There is a set A:
A = {a,b,c belongs to R | f(x) = ax^2 + bx + c, x belongs to R, a is not 0}
And set C is:
C = {f belongs to A | f[Q] contained in Q}
Is the set C from cardinality aleph or aleph nor?
This is what I came up with:
C is aleph:
- f[Q] belongs to P(Q), thus C is aleph, as there are P(Q) different functions in this group
- for h:P(Q) –> C, h(x) = f: R–> R, f[Q] = x, f(x) if x not belongs to Q, x. h is one to one thus has the same cardinality as P(Q)
C is aleph nor:
- Both a, b, c must be from Q thus C is Q * Q * Q thus aleph nor
- There can be functions in A where rationals will produce non rational, and specific sets of rationals are cannot be created using any type of function in A, such as Q itself.
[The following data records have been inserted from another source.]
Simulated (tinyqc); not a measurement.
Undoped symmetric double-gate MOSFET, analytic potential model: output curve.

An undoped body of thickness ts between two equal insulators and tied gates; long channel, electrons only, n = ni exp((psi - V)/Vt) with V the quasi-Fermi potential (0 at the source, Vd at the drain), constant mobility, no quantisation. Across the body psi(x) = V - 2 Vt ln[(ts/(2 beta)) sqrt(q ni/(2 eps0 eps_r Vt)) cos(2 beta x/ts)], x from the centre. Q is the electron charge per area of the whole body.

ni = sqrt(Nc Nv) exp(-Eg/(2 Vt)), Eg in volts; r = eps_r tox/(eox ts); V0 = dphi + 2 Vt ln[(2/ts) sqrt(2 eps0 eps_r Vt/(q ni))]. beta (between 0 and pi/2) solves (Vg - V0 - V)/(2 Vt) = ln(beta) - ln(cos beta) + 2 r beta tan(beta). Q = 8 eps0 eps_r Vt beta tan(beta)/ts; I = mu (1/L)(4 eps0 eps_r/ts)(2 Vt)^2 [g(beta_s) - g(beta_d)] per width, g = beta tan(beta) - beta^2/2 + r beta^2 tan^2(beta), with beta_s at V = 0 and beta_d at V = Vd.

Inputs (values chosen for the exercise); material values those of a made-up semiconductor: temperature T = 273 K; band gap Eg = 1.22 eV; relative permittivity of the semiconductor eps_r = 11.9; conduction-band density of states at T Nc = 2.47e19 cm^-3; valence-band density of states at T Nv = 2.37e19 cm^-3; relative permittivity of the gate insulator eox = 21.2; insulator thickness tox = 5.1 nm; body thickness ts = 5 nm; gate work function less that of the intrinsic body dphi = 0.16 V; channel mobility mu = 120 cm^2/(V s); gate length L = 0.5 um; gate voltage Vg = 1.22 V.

I believe it to be aleph, but did not manage to find any proof to that. which cardinality does this set belongs to? And what is the proof for that?
Best Answer
Since$$c=f(0),\,a+b=f(1)-f(0),\,3a+b=f(2)-f(1)$$implies$$a=\frac{f(0)+f(2)}{2}-f(1),\,b=\frac{f(0)-f(2)}{2}+f(1),$$specifying the coefficients of $f\in C$ is equivalent to specifying arbitrary rational values of $f(0),\,f(1),\,f(2)$. So $|C|=|\Bbb Q|^3=|\Bbb N|$, which English-speaking mathematicians usually denote $\aleph_0$ so that $|R|=2^{\aleph_0}$.